The respondents were each asked a range of questions related to the challenge of implementing large-scale energy efficiency programs. Their answers are noted below.

To the question of how to overcome the major challenges of securing buy-in from leadership to achieve energy efficiency goals, Mcleod stated that understanding leaders’ concerns about expenditures from first cost is critical. “It is a matter of convincing them that promoting energy efficiency is the right thing to do. We typically explain the steps involved to do what’s right. Now many people are also aware of the need to reduce carbon.”

At UCLA, which has an institutional energy efficiency mandate consistent with statewide UC policies, Todd Lynch offered a view of how to coordinate working with the various stakeholders. While the university’s overall size presents significant challenges given the scale of energy use, there are also opportunities to make the business case. “There is the opportunity to seed the idea of energy efficiency and develop it campus-wide,” he noted.

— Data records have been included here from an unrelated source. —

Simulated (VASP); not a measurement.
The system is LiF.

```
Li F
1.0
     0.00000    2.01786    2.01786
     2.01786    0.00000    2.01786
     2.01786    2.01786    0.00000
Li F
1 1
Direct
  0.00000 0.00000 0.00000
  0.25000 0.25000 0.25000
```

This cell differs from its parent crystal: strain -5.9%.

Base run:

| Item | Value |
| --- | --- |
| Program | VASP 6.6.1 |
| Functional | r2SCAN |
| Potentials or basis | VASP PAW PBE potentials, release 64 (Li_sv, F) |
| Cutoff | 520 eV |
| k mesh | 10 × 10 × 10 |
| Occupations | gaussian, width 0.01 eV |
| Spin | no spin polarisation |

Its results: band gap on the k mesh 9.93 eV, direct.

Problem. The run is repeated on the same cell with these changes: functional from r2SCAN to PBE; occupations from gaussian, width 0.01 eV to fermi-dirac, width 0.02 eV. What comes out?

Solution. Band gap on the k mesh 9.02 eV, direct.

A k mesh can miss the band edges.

“UCLA has the scale of a small city and it is a unique lab. There are all kinds of building types. It is a great scene of innovation that places sustainability in a broader context. The greatest challenge is advocating for the best use of available funds while getting the best value. There needs to be a balance between the cost of construction and the importance of stressing high performance measures,” stated Lynch.

“There is also the issue of collaboration. Pushing the team to realize solutions is important. From a mechanical sense, we try to emphasize passive solutions as a preferred approach whenever possible,” Lynch noted.

Over at CSUN, Nathaniel Wilson feels fortunate to work in an environment that is very supportive of energy efficiency. “CSUN has a long history dating back to the energy crisis. Energy efficiency goals that exceed Title 24 have been stressed since that time. Early on, there was a disconnect, then people became aware, and now there is a refreshing spirit of collaboration,” said Wilson.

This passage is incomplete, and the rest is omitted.